The latest nation-wide study on day-laborers, done in 2006, just before the real-estate crisis, found 49 percent employed by homeowners and renters, and another 43 percent by construction contractors.
And while the necessary skills are changing for the professional day laborer, many new unskilled day-laborers are being forced into centers in a last-ditch effort to find work.
Before the recession, most day-laborers identified themselves as such; it truly was an identity, a profession.
“Most of the participants we had were day laborers, like 95 percent. It’s a living, a way of life,” said Mario Lopez, supervisor for the city-run Downtown Community Job Center. “The caricature that defines a day-laborer is someone that comes to this country looking for jobs and becomes a day-laborer and they don’t change because they like it.”
The demographics no longer lend themselves to that caricature.
They’re in and out. They’re white, black, Asian, or Latino. They’re often unprepared.
They’re all desperate for work.
“The wages are decreasing,” said Lopez. “It’s really tough right now. They’re getting less and less jobs and there’s more competition, especially from people that weren’t day laborers before.”
In 2005, the Downtown center would see 30-to-35 day-laborers every day. In 2011, that number has climbed to about 60, Lopez said.
“Right now, we know people that are losing everything; jobs, transportation, they sold their tools,” Lopez said. “It’s horrible. They are acclimating to that, but it’s horrible. It’s really sad.”
Lopez has to turn away a fair amount of people whose skills don’t match what the center offers, or who find the work too harsh because of their former job.

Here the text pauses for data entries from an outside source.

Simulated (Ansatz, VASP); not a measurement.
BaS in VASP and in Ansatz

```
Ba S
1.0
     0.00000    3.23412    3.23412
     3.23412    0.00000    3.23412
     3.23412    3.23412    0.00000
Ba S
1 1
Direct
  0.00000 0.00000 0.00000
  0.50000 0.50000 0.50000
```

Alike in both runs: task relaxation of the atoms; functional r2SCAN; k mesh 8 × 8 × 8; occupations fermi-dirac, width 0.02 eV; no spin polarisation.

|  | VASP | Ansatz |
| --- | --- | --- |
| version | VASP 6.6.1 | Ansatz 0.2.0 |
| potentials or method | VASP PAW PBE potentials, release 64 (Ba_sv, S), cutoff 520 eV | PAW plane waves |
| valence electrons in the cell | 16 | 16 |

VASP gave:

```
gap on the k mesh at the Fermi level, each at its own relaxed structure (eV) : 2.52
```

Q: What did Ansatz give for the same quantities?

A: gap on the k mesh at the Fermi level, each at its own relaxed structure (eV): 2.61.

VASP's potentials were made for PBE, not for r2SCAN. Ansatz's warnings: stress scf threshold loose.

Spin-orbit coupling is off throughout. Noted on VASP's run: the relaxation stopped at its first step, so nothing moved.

“Imagine someone that was an accountant or a professional working in an office and then they go to work in a warehouse loading and unloading boxes,” Lopez said. “Sometimes, people can’t see themselves doing that.”
For many, the physical strain experienced at the jobs, and desperate daily search for work is brand new. Whereas, before the recession, 83 percent relied on day-labor work as their sole source of income.
“We have a job lined up in a few minutes, where I’m going to send out four workers,” Lopez said. “I believe this crew is going to have a couple Latinos, one African American and another white guy. The African American and white guy have never done this job. So, they go with those who know so they can see how the job is done.”
Poorly done jobs hurt the professionals.
“I’ll say ‘Hey, we need a painter, Does anyone know how to paint?’” said Zepeda. “And everyone raises their hand. But out of those 20 people, only two know how to paint.”
Getting to America, and staying
For day laborers from Mexico, Central or South America, the sacrifice to reach America — and the “American Dream” — can be huge.
Trying to cross the border, undocumented immigrants can be held ransom and killed if their families do not wire money. If they do get across, they often owe “coyotes” between $5,000 to $7,000. When they do get established in Los Angeles, and find work, “they are often seen as criminals,” Svensson said. Theft of wages is common, as employers threaten to turn them in to immigration.
“The recession has, in fact, forced the wages down, as has the anti-immigrant movement,” said Svensson. “Bosses wrongly feel that workers are undocumented and wrongly think that this means workers have no rights.”
Day laborers are helpless, said Vareli.
“Contractor say ‘Hey, if you put a warning for me on Labor Commission, I’ll tell immigration.’
“People live in fear,” he said.
Holiday Season in America
Many people from Latin America also live wanting to return home, if only to see family members they left behind to chase the American Dream.
At CARECEN, no matter the dire circumstances, day laborers from all countries have, to a certain extent, a home.
“Everyone identifies with everyone else,” said Zepeda. “Everyone’s undocumented. They identify with that. Everyone speaks Spanish. They identify with that. Everyone struggles. Everyone’s poor. You create this brotherhood.
“We’re all in this. We’re all suffering, and I’m not the only one.”
With the arrival of the holiday season, the harsh realities of life in America, away from family members left in Latin America, amplify.
“We tell them, we understand you’d rather be home with your family, but unfortunately, the economic situation in your country forced you to come here,” said Zepeda. “We’re as close a thing to your family as you’re going to get. A lot of them will start talking about how ‘I want to be with my son. I haven’t seen my family in years.’
“There are a lot of emotions for a day laborer. Every Thanksgiving and Christmas, there are a lot of tears.”
Zepeda calls himself a “trans-national parent” to the day laborers.
“They came here because they don’t want their kids to day labor,” he said. “We replace that. I do. I become a family member to them. A son.”
This Thanksgiving, Zepeda helped serve turkey to hundreds of day laborers at CARECEN, including Vareli.